And the use of quotes means you would have to make sure to escape them within the text so that things can work. However I'd argue that quotes are very common in some European languages, and thus would require a lot of corrections. One of the benefits to both TeX and SGML is that they "start" with symbols which are not commonly used in every day text. Backslash seems to only exist since the dawn of computers and is never seen in actual text before (making it a near perfect choice) and less/greater-than are rarely used outside of mathematical texts making it also a good option too to use.
Nonetheless, would it be fair to say that truly “arbitrary” text (Unicode strings) must be escaped according to their level of nesting?
And that arbitrariness is a matter of degrees - how commonly human texts require such escaping?
(Actually - is it true that XML/SGML-family grammars don’t rely on the nesting depth for escaping while something like “nested-markup-in-JSON” does?)
Escaped according to their level of nesting? I am not even sure what this means.
I think the point I am trying to make is quite simple. Take some plain text (whatever encoding or language), and can you mark it up to add extra information to it? If you can do that with your new syntax, with a minimal need to escape specific characters, then you have an arbitrary markup language. If that language also supports a general syntax for attributes, then it's also an arbitrary proper markup language.
The level of "nesting" is irrelevant to this point.
I agree that JSON is not markup. It is "object notation". S-Expressions are similarly object notation.
Pollen actually uses X-expressions. There are various ways of expressing attributes in the Lisp universe, we would probably consider them all a family which belongs together. After all, it is customary to create your own syntax in that community.
A former colleague once defined Lisp as "the language where you write your AST yourself". 😉
I would actually probably place Pollen in the TeX family for this discussion. While it does evaluate to S-expressions semantically, syntactically there's very little difference to TeX.
YAML is actually not a superset of JSON. YAML 1.2 says it is, but theres two issues. JSON unicode escapes are UTF-16, while YAML has UTF-8 unicode escapes but not the JSON escape syntax. AFAICT, most YAML parsers do not accept JSON unicode escapes in strings. Additionally, YAML 1.2 seems to require a YAML 1.2 header to be treated as YAML 1.2, which means a json doc would not be YAML 1.2.
As I imply in my article, all this is telling me is to NEVER use YAML for goodness sake. YAML is a mistake that needs to be destroy in the fires that created it.
I'm honestly not exactly sure what the motivation was for the YAML folk to put that in the spec
You could make this comment on about half the shit in YAML TBH.
I will forever be baffled by the continued insistence on using YAML.
I don't know why they did it, but every time I have the misfortune of needing to write a yaml file and yet am able to not write a yaml file I breathe a silent thanks for it.

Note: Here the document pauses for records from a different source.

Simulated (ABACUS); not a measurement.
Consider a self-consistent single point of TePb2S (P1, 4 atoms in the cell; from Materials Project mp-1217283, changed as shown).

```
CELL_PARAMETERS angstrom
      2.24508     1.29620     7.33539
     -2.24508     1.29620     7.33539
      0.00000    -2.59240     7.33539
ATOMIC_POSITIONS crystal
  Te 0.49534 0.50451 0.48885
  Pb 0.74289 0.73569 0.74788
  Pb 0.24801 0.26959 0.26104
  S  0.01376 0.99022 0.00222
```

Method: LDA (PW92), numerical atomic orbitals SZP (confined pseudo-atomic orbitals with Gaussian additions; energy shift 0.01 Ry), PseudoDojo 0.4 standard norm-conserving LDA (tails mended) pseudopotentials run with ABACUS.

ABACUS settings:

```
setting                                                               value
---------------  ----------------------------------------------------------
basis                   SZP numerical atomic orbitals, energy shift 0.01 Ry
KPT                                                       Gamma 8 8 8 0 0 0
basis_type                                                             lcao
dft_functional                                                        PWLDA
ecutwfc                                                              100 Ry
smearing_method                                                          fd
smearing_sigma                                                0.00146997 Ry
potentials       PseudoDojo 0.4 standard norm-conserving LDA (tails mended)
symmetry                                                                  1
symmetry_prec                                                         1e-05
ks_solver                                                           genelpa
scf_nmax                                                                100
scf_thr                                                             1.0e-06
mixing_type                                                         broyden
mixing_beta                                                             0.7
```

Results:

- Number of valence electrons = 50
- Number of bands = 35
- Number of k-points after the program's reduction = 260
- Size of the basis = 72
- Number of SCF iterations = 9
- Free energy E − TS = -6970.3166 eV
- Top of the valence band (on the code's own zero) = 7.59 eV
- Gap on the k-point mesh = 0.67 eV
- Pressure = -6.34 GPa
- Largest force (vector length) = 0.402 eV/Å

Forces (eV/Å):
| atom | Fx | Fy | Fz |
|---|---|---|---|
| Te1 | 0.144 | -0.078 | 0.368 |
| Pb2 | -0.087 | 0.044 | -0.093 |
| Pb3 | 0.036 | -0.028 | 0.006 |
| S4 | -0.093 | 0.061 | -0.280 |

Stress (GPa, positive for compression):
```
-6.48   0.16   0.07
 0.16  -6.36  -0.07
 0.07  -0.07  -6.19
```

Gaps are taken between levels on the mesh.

It is rather nice to just be able to output a JSON file to generate input to a tool that expects YAML (looking at you, kubernetes), since JSON writers are a hell of a lot more common.
The article says:
the TeX family of syntaxes are much easier parse than the SGML family
It also suggests that \foo{wrapped text} and <foo>wrapped text</foo> are somewhat equivalent.
I suspect many are not aware how TeX parsing works. There is no generic parser for TeX. You cannot parse TeX without interpreting/running it. This is a big difference to SGML/XML/S-Expressions/... where a generic library can produce an AST data structure.
In the above case, TeX will recognize \foo and then execute it. The implementation decides if it consumes another token, i.e. {wrapped text}, or not or maybe only under certain conditions.
You can pretend that a certain command mean certain thing. For example, pandoc does this to convert from LaTeX to Markdown or whatever. If you extend TeX with some custom command e.g. \foo, then pandoc will not know how many parameters it takes. In contrast, a generic XML parser will still handle anything valid and it doesn't matter how many attributes there are.
So, TeX syntax might be "easier to parse" when determined visually subjectively by human. In the sense of "deterministically recognizing the structure" TeX in general is not easy.
Note I am saying the "TeX Family" and not actual TeX itself. I know how insane TeX is and I did not want to get into how its context sensitive its grammar really is. I just wanted to focus on the arbitrary proper markup syntax of it in isolation rather than the semantics of a specific language in the "TeX Family".
I've added this comment as a side/margin note. So thank you for the comment.
I agree that YAML is not a markup language and neither is JSON. But I think it's apples and pears. There is to me a difference between a markup language and a textual and literal representation/encoding of data. YAML, JSON (and EDN) are specifically encodings or expressions of data. To me, those exist in the same solution space as Avro and protobuf. You may use XML to transmit data, but generally markup implies some algorithm or interpreter to take it from the marked-up thing to the artifact. (edit: completed the thought)
I went a bit crazy with CSTML and let the tags just have a JSON object in them as attributes...
<Node { foo: { bar: null, baz: 'value' } }> 'innerText' </>
Plus, no named close tags means no overlapping spans.
Also fun fact, YAML is actually a supset of JSON which all valid JSON documents are also valid YAML documents.
This is only true of YAML 1.2 and beyond.
By arbitrary, I mean the grammar specifically, and how it can be used mark arbitrary plain text with information. And by proper, I mean the ability to have standalone nodes, user-definable nodes, nodes with attributes, and the wrapping of plain text.
I think there's a contradiction here. Plain text doesn't have a grammar, we can't "mark it up" unless it does.
I like that the text highlights orange and all the default UX still works.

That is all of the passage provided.